Search code examples
pythonmachine-learningpytorchcomputer-visiontorchvision

In torchvision, how do can I apply a different transformation for each label?


Inside my training folder, I have 3 subfolders each with their own label. I want to apply a different transformation for each label. Let's say that my transformation is changing the little red square at the corner of the image, then I want my first category to have a red square, the second a blue square and the third a green square. How can I do that?

Here's what I have

class PerturbTransform(object):
    def __call__(self, img):
        img_np = np.array(img)
        img_np[0:20, 0:20, :] = [255, 0, 0] # Add red square to the corner of the image
        img_pil = Image.fromarray(img_np)
        img_pil = transforms(img_pil) #this line calls my transforms.Compose, it just converts it to tensor

        return img_pil

perturb_dataset = datasets.ImageFolder(data_dir + '/training', transform=PerturbTransform())
perturb_loader = torch.utils.data.DataLoader(perturb_dataset, batch_size=batch_size, shuffle=True)
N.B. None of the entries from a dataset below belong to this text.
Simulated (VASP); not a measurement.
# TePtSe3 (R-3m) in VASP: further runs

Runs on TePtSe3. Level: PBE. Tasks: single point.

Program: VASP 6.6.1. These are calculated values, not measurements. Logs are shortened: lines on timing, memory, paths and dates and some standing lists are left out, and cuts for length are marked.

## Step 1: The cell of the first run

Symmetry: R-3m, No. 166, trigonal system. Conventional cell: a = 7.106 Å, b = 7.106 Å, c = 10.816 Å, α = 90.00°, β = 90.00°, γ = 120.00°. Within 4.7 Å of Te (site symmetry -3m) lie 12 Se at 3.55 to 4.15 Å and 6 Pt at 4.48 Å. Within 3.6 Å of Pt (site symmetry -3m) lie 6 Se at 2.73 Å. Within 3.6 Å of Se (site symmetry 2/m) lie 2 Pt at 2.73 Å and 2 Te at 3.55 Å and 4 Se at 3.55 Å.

Currently, I am changing every picture to have a red square when it is used for training. But I want the color to be different for each label.

If accessing the image's label is impossible, can I at least access the image index? I know how many images my training set has, so if I can access the index number of the image i'm transforming, I can work with that too.


Solution

  • You can either define a custom dataset, or defnie a custom image loader and pass it to ImageFolder as follows:

    def custom_loader(path: str) -> Image.Image:
        # open path as file to avoid ResourceWarning (https://github.com/python-pillow/Pillow/issues/835)
        with open(path, "rb",) as f:
             img = Image.open(f)
             img = img.convert("RGB")
        img = np.array(img)
        # path 'path_to_dataset/class/image'
        label = os.path.basename(os.path.dirname(path))
        if label == 'label1':
          img[:20, :20, :] = 255 # Add red square to the corner of the image
        elif label == 'label2':
          img[:20, :20, :] = 0
          # process
          pass
        img_pil = Image.fromarray(img)
        return img_pil
    
    tfms = Compose([transforms.CenterCrop(10),
    transforms.ToTensor()],
    )
    perturb_dataset = datasets.ImageFolder('/content/dataset', transform=tfms,
                                           loader=custom_loader)
    perturb_loader = torch.utils.data.DataLoader(perturb_dataset, batch_size=2, shuffle=True)
    

    custom_loader code is based on the library default loader https://pytorch.org/vision/main/_modules/torchvision/datasets/folder.html#ImageFolder.

    Note: If your objective is to perform some calculations that may result in float values and converting the result back to an Image object results in a considered information loss; this approach won't help.